NOT Educating FORTRAN programmers to use C

Tom Stockfisch tps at chem.ucsd.edu
Mon Jan 15 17:00:31 AEST 1990


In article <14191 at lambda.UUCP> jlg at lambda.UUCP (Jim Giles) writes:
>From article <649 at chem.ucsd.EDU>, by tps at chem.ucsd.edu (Tom Stockfisch):

>> I have worked on a machine that has a double-word fetch instruction.  It
>> works only on double-word boundaries.  Fortran cannot make use of it
>> because the 77 standard allows any two consecutive members of
>> a real array to be equivalenced as a double precsion array.  Double
>> precision memory fetches with fortran then require two fetch instructions,
>> [...]

>I too have worked on such machines.  What you're saying is hogwash.
>Unless the implementor was an idiot, he would _always_ allocate double
>precision variables on double word boundaries.  The only time he would
>fai to do so would be if the double _really_was_ equivalanced to a
>single word object.  Even THEN he would insert a "dead" word in the
>memory allocation so that the double word objects were properly aligned.
>The only way for optimization to be inhibited would be if he equivalenced
>two different double word objects to an array of singles - AND the two
>equivalances were an odd number of words apart!  In this case, most
>implementations I've seen will still do the fast loads/stores/ on the
>properly aligned data and will issue a warning about the other.

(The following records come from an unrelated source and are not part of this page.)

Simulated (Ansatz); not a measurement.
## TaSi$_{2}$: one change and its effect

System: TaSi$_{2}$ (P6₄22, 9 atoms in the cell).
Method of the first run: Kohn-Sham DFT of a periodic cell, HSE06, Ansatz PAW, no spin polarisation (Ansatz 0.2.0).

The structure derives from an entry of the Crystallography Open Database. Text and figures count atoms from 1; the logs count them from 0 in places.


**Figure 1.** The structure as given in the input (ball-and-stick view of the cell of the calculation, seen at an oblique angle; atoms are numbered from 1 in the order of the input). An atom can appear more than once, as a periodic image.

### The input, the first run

What does a non-"idiot"ic compiler do with the following code:

C	FILE A
	subroutine sub( a, m )
	double precision a(m)

	...
		a(i) = a(i) + 1
C		many more accesses of a()
	...
	end

C	FILE B
	program
	real r(5)
	double precision d1(2), d2(2)
	equivalence ( d1(1), r(1) ), ( d2(1), r(2) )
C	d1() and d2() can't both be aligned on an 8 byte boundary

	call sub( d1, 2 )
	call sub( d2, 2 )
	end

If the double word fetch is used in subroutine "sub", then one of the
two calls to sub in the main program will cause an un-aligned memory
violation.  Assuming global optimization is not done, does the
compiler test (at run time) the alignment of a() and jump to one of
two different versions of the body of "sub", one for aligned (fast)
and one for unaligned (slow)?  Please note that if the latter, this
has to be done for essentially every subroutine that has double
precision array arguments, generating *a lot* of extra code.